Re: Help with second track
Posted: Tue May 01, 2012 10:26 pm
Thanks Steve - appreciate you taking the time....I was telling TREBOR the other gentleman helping that what i COULD do, is plug my picked up acousticguitar into channel 1, of my M-audio moblepre hardware interface, then on channel 2 i could mic it with an external vocal/audio mic or something,and voila. I was telling him I am so new to this recording stuff,adn a brain injury doesn't help!steve wrote:If you record with a single microphone, or a single plugged in guitar, or any other "single channel" input, the recording is "mono". That's what "mono" means - there is only one audio channel.
A mono recording may be on a single (mono) track, or it may be duplicated so that it is on two channels, but it is still "mono".
If you play a CD of an old (mono) recording then your CD player will play 2 channels. Normal audio CDs always have 2 channels (left and right), but if the original recording is a mono recording then both left and right are identical - it is "2 channel mono".
If you make an audio CD from a mono recording the CD burning program will (*should) automatically duplicate the mono onto both left and right channels - the recording is still mono, but it is on 2 channels because the audio CD format specifies that the audio should always be 2 channels.
(* some very old CD burning programs could not handle making audio CDs from mono audio files but all modern CD burning software should be able to handle mono correctly.)
steve wrote:For "true" stereo, the sound coming out of one speaker is different from the sound coming out of the other.
An example of this may be if you record a guitar and a vocal you may want it to sound as if the guitarist is a little to the left of centre and the singer a little to the right of centre. Even though the guitar track and the vocal track are both single channel (mono) tracks, you can create a "stereo mix".
To do this you would "pan" the guitar track a little to one side, and pan the vocal a little to the other side.

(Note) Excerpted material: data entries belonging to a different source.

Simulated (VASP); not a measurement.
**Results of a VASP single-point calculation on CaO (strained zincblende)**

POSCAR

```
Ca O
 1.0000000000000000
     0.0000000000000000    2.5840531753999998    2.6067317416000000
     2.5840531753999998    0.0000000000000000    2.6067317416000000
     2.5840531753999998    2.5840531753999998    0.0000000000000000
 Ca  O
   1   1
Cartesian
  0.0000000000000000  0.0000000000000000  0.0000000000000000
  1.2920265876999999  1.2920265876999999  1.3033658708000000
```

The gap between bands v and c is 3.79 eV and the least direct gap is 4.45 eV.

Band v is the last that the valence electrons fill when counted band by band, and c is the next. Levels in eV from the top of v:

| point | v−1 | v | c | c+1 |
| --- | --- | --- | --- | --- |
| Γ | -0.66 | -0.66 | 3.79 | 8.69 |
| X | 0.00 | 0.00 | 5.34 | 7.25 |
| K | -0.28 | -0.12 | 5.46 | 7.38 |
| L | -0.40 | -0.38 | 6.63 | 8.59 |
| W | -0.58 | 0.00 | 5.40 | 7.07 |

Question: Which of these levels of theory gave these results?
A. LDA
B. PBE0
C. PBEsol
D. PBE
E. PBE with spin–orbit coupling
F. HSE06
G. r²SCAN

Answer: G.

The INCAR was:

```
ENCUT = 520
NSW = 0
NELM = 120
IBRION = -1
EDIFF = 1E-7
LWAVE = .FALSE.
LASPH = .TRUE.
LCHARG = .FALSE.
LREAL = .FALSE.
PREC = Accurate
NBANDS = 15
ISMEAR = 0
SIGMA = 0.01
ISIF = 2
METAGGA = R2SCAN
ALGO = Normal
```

("pan" is like the "balance" control found on many stereo players - it shifts the sound left/right across the stereo field. In Audacity there is a "pan" slider on the left end of each audio track. See here: http://manual.audacityteam.org/man/Audio_Tracks#panel )
If there are off-centre tracks, then when you Export the finished project Audacity will automatically mix down the tracks to a single stereo track.
If you want the recording to sound as if the player is dead centre then there is usually no point in using two channels for a mono recording because it just requires twice as many data bits but sounds identical (each "bit" or data is duplicated).